After a Colorado congressman complained to state regulators about a hydraulic fracturing rig next to his vacation property, the company doing the fracking was fined $26,000.

Democratic Rep. Jared Polis insisted that he received no special treatment from state regulators who fined the company.

In fact, Polis argues that the $26,000 fee is not steep enough, reports the Associated Press.

“What’s to stop them from drilling anywhere if all they face is a $26,000 fine?” Polis said. “You’re up against a Goliath, and as a homeowner you don’t have a lot of options.”

Polis, who is an outspoken critic of hydraulic fracturing, discovered a drilling operation on property next to his vacation home last month and filed a lawsuit against Sundance Energy, the company fracking the land.

Polis complained that the drilling rig was too tall and too close to his land, but he withdrew the suit because the “the rules are biased toward the oil and gas industry,” according to an email to his supporters.

Polis then filed a complaint with the state Oil & Gas Conservation Commission, and merely two weeks later the commission fined Sundance Energy $26,000 and ordered the company to meet with Polis to discuss reducing noise and dust.

The quick response time by state officials was downplayed by Todd Hartman, a spokesman for the Colorado Department of Natural Resources, who said that complaints are investigated within 24 to 48 hours and that caution should be used when comparing response times to unrelated complaints.

In a July op-ed, Polis attacked the OGCC for having a “majority of representatives from the oil and gas industry” — which is incorrect, as only three of the nine OGCC members have backgrounds in oil and gas.

Yet the commission did find that “the first of three wells dug at the property constituted a violation of the state’s setback rule, requiring wells to be no less than 1.5 times the total rig height away from the closest power line or road,” reports the AP.

Polis’ actions have been criticized by supporters of oil and gas drilling.

“So, in the course of just a few days, Congressman Polis has attacked the COGCC’s work, embraced the COGCC’s work, and now taken credit for the COGCC’s work,” writes Courtney Loper of Energy In Depth, a research and public outreach campaign started by the oil and gas industry.

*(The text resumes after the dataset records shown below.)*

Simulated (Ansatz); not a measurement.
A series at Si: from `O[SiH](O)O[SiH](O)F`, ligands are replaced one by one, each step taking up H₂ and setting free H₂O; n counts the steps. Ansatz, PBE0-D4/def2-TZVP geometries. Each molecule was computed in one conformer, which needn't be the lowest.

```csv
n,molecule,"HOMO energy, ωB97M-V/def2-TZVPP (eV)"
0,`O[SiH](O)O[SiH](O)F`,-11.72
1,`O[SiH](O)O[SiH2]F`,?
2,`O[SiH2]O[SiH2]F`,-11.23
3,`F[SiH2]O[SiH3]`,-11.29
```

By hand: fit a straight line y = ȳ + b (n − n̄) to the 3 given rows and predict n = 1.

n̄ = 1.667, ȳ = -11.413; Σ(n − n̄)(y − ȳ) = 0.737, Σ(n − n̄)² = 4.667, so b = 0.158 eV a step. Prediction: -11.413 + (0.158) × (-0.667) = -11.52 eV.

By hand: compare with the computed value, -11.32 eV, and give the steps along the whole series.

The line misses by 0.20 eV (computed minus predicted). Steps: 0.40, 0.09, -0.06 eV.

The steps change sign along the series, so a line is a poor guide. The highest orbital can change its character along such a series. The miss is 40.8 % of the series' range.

“And what’s the purpose of all of this contorted logic and political spin? To defend a lawsuit that he even refused to defend in court, to justify his decision to sue people and start pitching stories to the news media before asking state regulators to conduct a substantive investigation, and to suggest all this maneuvering was motivated by a higher purpose than simply generating press coverage for the Congressman,” Loper added.